473,396 Members | 2,111 Online
Bytes | Software Development & Data Engineering Community
Post Job

Home Posts Topics Members FAQ

Join Bytes to post your question to a community of 473,396 software developers and data experts.

tricky regular expressions

So regular expressions have been good to me so far, but now my problem
is a bit trickier. The string I'm getting data from looks like this:

myString =
[USELESS DATA]
Request : Play
[USELESS DATA]
Title: Beethoven's 5th
[USELESS DATA]
Request : next
[USELESS DATA]
Title: song #2
......

I'm using this code to search myString:
.....
pattern = '''(?x)
Title:\s+(.+)
'''
Titles = re.findall(pattern, myString)

.....
The problem is that I only want the "Titles" which are either:

a) Followed by "Request : Play"
b) Followed by "Request : next"

I'm not sure if I should use RE's or some other mechanism. Thanks

Feb 7 '06 #1
7 1524
Ernesto wrote:
I'm not sure if I should use RE's or some other mechanism. Thanks

I think a line-based state machine parser could be a better idea. Much
simpler to build and debug if not faster to execute.
Feb 7 '06 #2
[hint: posting the same question in newsgroups generally
does not help to get responses any quicker]

Ernesto wrote:
The string I'm getting data from looks like this:
[USELESS DATA]
Request : Play
[USELESS DATA]
Title: Beethoven's 5th
[USELESS DATA]
Request : next
[USELESS DATA]
Title: song #2
.....
The problem is that I only want the "Titles" which are either: a) Followed by "Request : Play"
b) Followed by "Request : next"

I'm not sure if I should use RE's or some other mechanism.

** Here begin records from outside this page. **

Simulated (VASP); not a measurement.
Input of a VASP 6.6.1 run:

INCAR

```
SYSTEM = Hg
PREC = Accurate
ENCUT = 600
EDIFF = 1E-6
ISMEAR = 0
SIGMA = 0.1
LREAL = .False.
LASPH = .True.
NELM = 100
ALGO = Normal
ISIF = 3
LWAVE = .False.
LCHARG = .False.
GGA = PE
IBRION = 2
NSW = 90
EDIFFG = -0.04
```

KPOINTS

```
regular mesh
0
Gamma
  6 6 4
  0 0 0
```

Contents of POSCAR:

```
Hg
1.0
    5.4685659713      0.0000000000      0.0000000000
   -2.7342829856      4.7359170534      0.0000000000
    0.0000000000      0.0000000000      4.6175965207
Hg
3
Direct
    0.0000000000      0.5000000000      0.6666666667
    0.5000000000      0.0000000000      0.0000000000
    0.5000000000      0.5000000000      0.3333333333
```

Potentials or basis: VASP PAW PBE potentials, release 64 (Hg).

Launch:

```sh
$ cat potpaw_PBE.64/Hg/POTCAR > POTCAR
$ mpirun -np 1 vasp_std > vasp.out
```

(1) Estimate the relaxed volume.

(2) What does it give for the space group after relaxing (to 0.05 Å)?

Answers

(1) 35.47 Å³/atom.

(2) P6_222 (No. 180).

I'd advise against REs - they can quickly get messy. What
I'd do is just what you have described:
1) read all lines that are not [USELESS DATA] (i.e. lines
beginning with either Title or Request) into a list
2) walk through this list, deleting all "Title" lines that
are not followed by an appropriate "Request" line.

Your description is not very exact - but if anything else
needs to be filtered out, just do so. The general idea is to
break your task into smaller steps (instead of one huge RE)
that are easier to manage, write and understand.
Feb 7 '06 #3

Xavier Morel wrote:
Ernesto wrote:
I'm not sure if I should use RE's or some other mechanism. Thanks

I think a line-based state machine parser could be a better idea. Much
simpler to build and debug if not faster to execute.


What is a line-based state machine ?

Feb 7 '06 #4
Ernesto wrote:
Xavier Morel wrote:
Ernesto wrote:
I'm not sure if I should use RE's or some other mechanism. Thanks

I think a line-based state machine parser could be a better idea. Much
simpler to build and debug if not faster to execute.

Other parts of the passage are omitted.